Who is at fault?
Tim Rosini
Issue date: 11/8/07 Section: sports
- Page 1 of 1
Three hundred and fifty million dollars. 350 MILLION for one player who hasn't reached a world series in his career; A player who, until this year and this year only was known as anti-clutch, or better yet anti-Mr. October. Even these playoffs, which his team lost in the first round, again, this player did not bat over .300. I'm resorting to Bill Parcells' method of dealing with Terrell Owens by calling him "The player". I guess I can't really understand the nature of business when it comes down to realistic numbers for players. I believe all sports athletes are overpaid to some exten,t but it is so set in stone at this point THAT there is no going back. Sticking with the A-rod… I mean "The Player" storyline… I don't care if you average 70 homeruns for 5 years in a row; no player is worth that amount of money over any given period of time. I am a fan of "the player" and a fan of the Yankees. I think this way of thinking about athletes and how they make us fans, resulting in the common notion that they deserve "X amount" of money to play essentially a recreational game, runs deeper then just the headlines this player has been making.
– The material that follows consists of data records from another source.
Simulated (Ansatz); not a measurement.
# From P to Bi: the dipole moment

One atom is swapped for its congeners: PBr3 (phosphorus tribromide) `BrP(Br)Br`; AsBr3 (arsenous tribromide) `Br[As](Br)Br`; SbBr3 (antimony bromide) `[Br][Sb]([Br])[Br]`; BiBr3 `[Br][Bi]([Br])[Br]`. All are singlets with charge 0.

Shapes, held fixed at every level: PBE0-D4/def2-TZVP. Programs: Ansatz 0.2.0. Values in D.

I wish that the Yankees would resign "The Player", but I've also come to realize that in baseball, it's the collection of talents and attributes, along with the characters, of all the players on a team that determines whether that particular team I capable of winning a World Series. There have been numerous examples in baseball over the past couple seasons. The White Sox, the Marlins, and I still don't even know how, but St. Louis have all become World Series Champions. Not because they went out and signed the biggest free agent that year, or tried to throw the most talent on the field that numbers and statistics could back up. Now I'm not claiming to be a scout, although I think I could hold my own giving a chance of evaluating play, but something within the philosophy of the Yankees has to change. Understandably they will never be the come from out of nowhere team as many are by the examples I have above. It sometimes seems odd to me that we use images of 1920's and 1930's teams to directly link the ideals of the team that takes the field today. for example, the Yankees have been called the Bronx bombers over 60 years, I'm not sure when it originated but assuming it was around the time of the 1927 Yankees and "Murders Row" it would be closer to 80 years. The point here is that tradition is a big part of our American culture. Just because one Yankees team was called the Bronx bombers, does that mean every team they ever assembled had the hitting power worth of being call the Bronx bombers? Coupled with sports legacy and ongoing ever-evolving storyline of sports; somehow a team is cemented as a certain type of character, almost as if it is alive. The characters of a team, along with the media, paints us a larger picture of the sports world with emotional twinges that make us love, hate, route for, despise, refuse to wear a certain shirt with a certain logo of, argue with another person about, and so on. The characters and the emotional discharge of that teams play cause us to be fans or to hate without remorse. So all in all we can't blame A-rod for being A-rod, or the Yankees for being the Yankees, or Notre Dame for being Notre Dame, or any athlete that is getting grossly overpaid to start, but then in certain situations when the athlete is not performing very well or even at all; because in a sense we as fans and all fans throughout every sport are responsible for the reality we take our sports nation to.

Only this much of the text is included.